If staging the perfect murder is hard enough, staging a good murder mystery has its own challenges. With all the mischievousness of its main characters, Patrick Hamilton’s Rope dodges those responsibilities by flipping the script: the murder is made in front of us and the motive is the mystery. It’s been a while since thrillers like this were a staple of the Shaw lineup but Rope has no reservations about swanning into the Royal George Theatre with a tailcoat and a born-to-rule confidence.

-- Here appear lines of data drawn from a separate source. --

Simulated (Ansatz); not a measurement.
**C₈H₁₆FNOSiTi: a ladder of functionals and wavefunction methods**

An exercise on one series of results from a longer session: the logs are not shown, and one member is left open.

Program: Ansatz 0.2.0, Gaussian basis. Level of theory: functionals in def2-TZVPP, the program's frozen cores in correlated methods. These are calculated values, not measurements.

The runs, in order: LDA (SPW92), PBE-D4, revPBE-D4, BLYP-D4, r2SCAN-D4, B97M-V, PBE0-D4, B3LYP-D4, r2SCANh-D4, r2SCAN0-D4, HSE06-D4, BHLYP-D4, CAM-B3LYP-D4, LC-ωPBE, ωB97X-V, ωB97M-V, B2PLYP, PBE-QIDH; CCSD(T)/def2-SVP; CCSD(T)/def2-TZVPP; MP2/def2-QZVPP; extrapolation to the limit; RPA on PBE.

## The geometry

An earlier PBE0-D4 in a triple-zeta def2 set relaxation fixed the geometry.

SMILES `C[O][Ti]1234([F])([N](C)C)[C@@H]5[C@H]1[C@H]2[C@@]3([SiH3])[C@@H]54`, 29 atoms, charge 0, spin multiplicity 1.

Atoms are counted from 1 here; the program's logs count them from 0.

Oxford undergraduates and closeted lovers Brandon and Granillo open proceedings by killing a fellow student and stuffing the corpse in a chest in their Mayfair flat before hosting a dinner party for some fellow aristocrats – including the endlessly pontificating Rupert and the victim’s parents, Mrs Debenham and the ludicrously Britishly named Sir Johnstone Kentley. As they arouse suspicion for the fun of it by serving tea on the ornate chest-cum-coffin, we are left to wonder if they will be rumbled before finally embarking on an oft-repeated promise to leave for Oxford.
It’s a fun little script that hums along at a fine pace for the most part. As with most drawing room dramas it relies on its actors and characters being not just effective but tolerable. It’s easy to earn laughs with humdrum dialogue if it’s in a hammy and plummy British accent. Rupert’s aggrandizing philosophizing is compelling when you can opt in but quickly grows tiresome when you are trapped with real life Ruperts – as certain Oxonian reviewers and their long-suffering friends will tell you. More generally, the play’s conceit is that it’s one long tease – which works to a point, until you want them to just get on with it. Luckily, the play gets there just in time before boredom can puncture the bluster that keeps the show moving.
Kelly Wong and Travis Seetoo play off each other well as Brandon and Granillo, sustaining the pair’s unspoken but obvious attraction with a carefully affected aloofness. Rope relies on its Rupert to carry the day (especially in its second half, where the action lags and Rupert dominates the conversation) and Michael Therriault steps up to the crease.
As with any proper British performance, style is of the utmost importance. The set feels intimate and voyeuristic but still expansive enough to convey the opulence and splendour of the surroundings. The gentlemen are dressed to the nines – none would look out of place holding forth at the Oxford Union – and the costume design succeeds holistically in making you feel awfully underdressed.
The text itself is a little faulty at times but there’s more than enough subtext to make up for it. If you like British accents – or just a British sense of humour – and a good suit, Rope is a good occasion to while away an evening.